Leap Day’s Gregorian Calendar History
Every four years in the Gregorian calendar, a day is tacked on to the end of February, in order to synchronize the calendar year with the solar year, since in actuality, it takes the earth 365.2421 days to orbit the sun.
The extra quarter of a day doesn’t seem like it would make much of a difference, but since the cycle of the seasons matches up with Earth’s orbit around the sun, every four years the seasons would move by one day, which on the surface sounds inconsequential, but after a few hundred years of ignoring Leap Days, the days of the Gregorian calendar would become completely out of sync with the seasons. Halloween would be in Spring, and Christmas would be in the middle of Summer.
Julian vs Gregorian Calendar
The need for a Leap Day was known as far back as ancient Egypt, but the practice of a Leap Day did not begin until the reign of Julius Caesar, when in 46 BCE, the Julian calendar was first introduced. With the Julian calendar, the seasons would still shift, but the year only moved one day every 128 years, instead of one day every four years. Even so, by 1582, the Julian calendar was ten days out of sync with the seasons, until Pope Gregory the 13th introduced the Gregorian calendar.

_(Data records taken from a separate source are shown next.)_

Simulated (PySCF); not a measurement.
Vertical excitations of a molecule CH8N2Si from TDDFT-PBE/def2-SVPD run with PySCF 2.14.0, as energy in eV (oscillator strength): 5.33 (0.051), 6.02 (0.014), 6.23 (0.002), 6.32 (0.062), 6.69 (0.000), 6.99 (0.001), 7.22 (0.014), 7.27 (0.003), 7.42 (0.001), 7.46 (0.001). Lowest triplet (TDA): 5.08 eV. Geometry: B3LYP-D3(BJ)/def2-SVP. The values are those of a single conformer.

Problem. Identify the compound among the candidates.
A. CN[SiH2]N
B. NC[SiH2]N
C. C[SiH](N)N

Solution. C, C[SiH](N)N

Any year that can be divided by four is a Leap Year, unless that year can be divided by 100, in which case it’s not. To add to the complexity, if a year can be divided by 400, that too makes it a Leap Year. For instance, the years 1700, 1800 and 1900 were not Leap Years, while 2000 was. By using the Gregorian calendar, the year will stay aligned with the seasons for almost 8,000 years without an additional correction, making old people born on Leap Day, some of the youngest people on earth.